Training Day stars Bill Paxton and Justin Cornwell shatter the mold of TV’s buddy cop show (and lots of other stuff)
Bill Paxton cracks the the door to a room where Justin Cornwell is being interviewed, pokes his head in and raises his eyebrows “Here’s Johnny!” style. “He’s learning from the worst,” volunteers Paxton regarding his young co-star. “He’s learning from me.”
This is the Paxton, Cornwell explains, who sometimes emerges “when it’s been 14 hours of shooting and we’re all kind of in that mode, just laughing. We feel like a family in those moments.”
The jovial scene at this 35-room, 1920s mansion high atop the Pacific Palisades is a far cry from the gritty streets of L.A. where Paxton and Cornwell stalk, slap and trade gunshots with the crooks in CBS’s Training Day. Veteran actor Paxton, as a similarly veteran cop named Frank Rourke, is tasked with breaking in new partner Kyle Craig (Cornwell), who poses as a fresh recruit. Rourke is the insult-slinging, seen-it-all rule-breaker; Craig is a heroic do-gooder assigned by suspicious LAPD brass to uncover Rourke’s trespasses on the job. In a key complication, Craig’s dad, killed on the job years before, was Rourke’s partner at the time.

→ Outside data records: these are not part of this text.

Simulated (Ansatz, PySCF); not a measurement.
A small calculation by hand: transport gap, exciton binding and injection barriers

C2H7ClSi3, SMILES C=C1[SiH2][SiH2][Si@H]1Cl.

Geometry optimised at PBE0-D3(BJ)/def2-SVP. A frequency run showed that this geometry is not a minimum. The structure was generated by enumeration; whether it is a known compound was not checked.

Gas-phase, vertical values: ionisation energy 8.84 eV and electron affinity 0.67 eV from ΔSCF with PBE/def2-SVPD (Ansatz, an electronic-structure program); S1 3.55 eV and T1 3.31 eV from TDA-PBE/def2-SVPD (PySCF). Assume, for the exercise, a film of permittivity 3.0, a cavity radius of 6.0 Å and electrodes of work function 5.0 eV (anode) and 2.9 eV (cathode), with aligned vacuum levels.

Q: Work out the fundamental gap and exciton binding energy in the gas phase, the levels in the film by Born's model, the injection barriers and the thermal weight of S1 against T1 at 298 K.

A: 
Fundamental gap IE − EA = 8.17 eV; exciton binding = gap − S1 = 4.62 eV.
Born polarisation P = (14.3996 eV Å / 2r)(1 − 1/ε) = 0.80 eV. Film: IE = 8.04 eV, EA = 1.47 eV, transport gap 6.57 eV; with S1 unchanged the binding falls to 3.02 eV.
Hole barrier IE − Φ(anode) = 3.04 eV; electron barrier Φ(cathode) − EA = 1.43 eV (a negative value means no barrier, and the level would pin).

When reconfiguring the storyline from the original hit movie of 2001 (Antoine Fuqua ’s Training Day), Fuqua and fellow producers, including industry fixture Jerry Bruckheimer, did some script-flipping themselves. The show is what its makers call “a reimagining” of the original, and begins 15 years after the movie’s conclusion. This time, Ethan Hawke’s role in the film as newbie cop is played by African-American partner Craig, and Denzel Washington’s Oscar-winning role of veteran cop is Paxton.